ONTARIO
SUPERIOR COURT OF JUSTICE
COURT FILE NO.: 140/12
DATE: 20130913
BETWEEN:
HER MAJESTY THE QUEEN
Respondent
– and –
Da.C.
Appellant
R. Nathanson, for the Crown
E. Chozik, for the Appellant
HEARD: May 15, 2013
TROTTER J.
introduction
[1] Da.C. worked as a high school custodian. He was charged with sexually assaulting a female colleague at work. After a trial presided over by The Honourable Madam Justice L. Pringle, Da.C. was found guilty of three counts of sexual assault. The passing of sentence was suspended and Da.C. was placed on probation for two years.
[2] Da.C. appeals his conviction and sentence. For the following reasons, the appeal is allowed on Counts #1 and #2, but is otherwise dismissed.
BACKGROUND
[3] Da.C. worked at the same school for 20 years. The complainant, D.C., worked there as the librarian. She also had responsibilities at other schools. D.C. alleged three separate incidents of inappropriate conduct in 2010. On the first occasion, Da.C. made comments about D.C.’s appearance and then touched her buttocks. D.C. said she became angry and told Da.C. not to touch her. The second incident was very similar and, according to D.C., occurred in October or November of that year. She expressed anger towards Da.C. and told him not to do it again. She told no one else about these incidents.
[4] The third and final incident occurred on April 12, 2011. On that day, D.C. met with the school principal, W.A., who expressed concern about her leaving mass early. He also mentioned that he thought he saw D.C. sleeping at her desk. D.C. was upset because she believed she was being reprimanded for poor performance. W.A. testified that, while he expressed his concerns, he was not reprimanding D.C.
[5] In order to prove herself as a responsible employee, D.C. decided to remove a whiteboard (or “smartboard”, as it was sometimes referenced) from the library because she thought it might pose a hazard for some of the children. She told W.A. her idea and he told her to get one of the custodians to move it. D.C. testified that Da.C. arrived to help.

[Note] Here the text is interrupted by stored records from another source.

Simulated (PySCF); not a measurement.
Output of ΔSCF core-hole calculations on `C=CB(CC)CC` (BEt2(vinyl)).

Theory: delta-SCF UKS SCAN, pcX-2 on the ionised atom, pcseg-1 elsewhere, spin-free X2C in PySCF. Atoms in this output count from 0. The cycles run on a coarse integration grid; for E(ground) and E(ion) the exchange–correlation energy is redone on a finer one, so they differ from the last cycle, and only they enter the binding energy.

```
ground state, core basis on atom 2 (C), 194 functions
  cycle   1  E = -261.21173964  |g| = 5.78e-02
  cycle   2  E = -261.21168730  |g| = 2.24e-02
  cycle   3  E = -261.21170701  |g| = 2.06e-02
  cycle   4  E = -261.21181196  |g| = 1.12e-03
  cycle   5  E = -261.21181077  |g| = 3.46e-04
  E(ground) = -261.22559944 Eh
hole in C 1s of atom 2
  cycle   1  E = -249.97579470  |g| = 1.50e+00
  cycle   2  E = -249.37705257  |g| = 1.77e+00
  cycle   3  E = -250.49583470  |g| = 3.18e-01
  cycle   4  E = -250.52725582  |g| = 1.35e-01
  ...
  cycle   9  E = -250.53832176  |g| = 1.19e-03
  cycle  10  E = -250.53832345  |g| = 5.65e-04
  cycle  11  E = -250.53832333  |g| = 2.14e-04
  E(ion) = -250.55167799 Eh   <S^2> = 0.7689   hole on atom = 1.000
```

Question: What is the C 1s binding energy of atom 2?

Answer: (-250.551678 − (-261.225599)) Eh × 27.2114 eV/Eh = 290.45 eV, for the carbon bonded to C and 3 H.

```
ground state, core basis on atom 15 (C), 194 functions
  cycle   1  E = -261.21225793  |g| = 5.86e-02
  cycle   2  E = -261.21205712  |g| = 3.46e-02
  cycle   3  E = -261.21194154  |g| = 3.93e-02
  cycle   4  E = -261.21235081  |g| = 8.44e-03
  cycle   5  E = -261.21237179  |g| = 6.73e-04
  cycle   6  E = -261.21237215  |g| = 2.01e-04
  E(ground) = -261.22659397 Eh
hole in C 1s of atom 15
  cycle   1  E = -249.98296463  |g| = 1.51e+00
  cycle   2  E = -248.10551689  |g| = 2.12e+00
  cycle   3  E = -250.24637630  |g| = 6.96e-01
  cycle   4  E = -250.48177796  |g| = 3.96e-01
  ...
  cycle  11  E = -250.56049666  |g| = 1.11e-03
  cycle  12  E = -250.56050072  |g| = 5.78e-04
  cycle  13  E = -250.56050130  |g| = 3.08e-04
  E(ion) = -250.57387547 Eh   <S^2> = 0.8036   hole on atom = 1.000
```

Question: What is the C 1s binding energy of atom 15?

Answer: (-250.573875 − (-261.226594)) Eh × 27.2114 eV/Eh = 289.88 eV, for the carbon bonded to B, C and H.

[6] D.C. told Da.C. that the principal wanted the whiteboard moved to a room called the CSAC room. D.C. testified that the whiteboard was moved across the hallway to a small room that Da.C. unlocked with a key. D.C. went inside this room to make sure that it was suitable. Da.C. followed her inside and then squeezed her breasts and attempted to kiss her. D.C. pushed Da.C. away and returned to the library. D.C. said she was shaking and crying. She saw a colleague in the library, F.T., and told her “what happened.” F.T. testified that D.C. was walking around. She was nervous and crying.
[7] What occurred next was somewhat unusual. Very shortly after this incident, D.C. sent an email to W.A.. She made no mention of what had just occurred with Da.C.. Instead, she simply reported that she had dealt with the whiteboard in the manner that they previously discussed. D.C. testified that she did not tell W.A. about the incident because she did not find him to be very approachable. D.C. did not immediately contact the police. A few days later, she contacted her union representative who, in turn, encouraged her to report the matter to the police.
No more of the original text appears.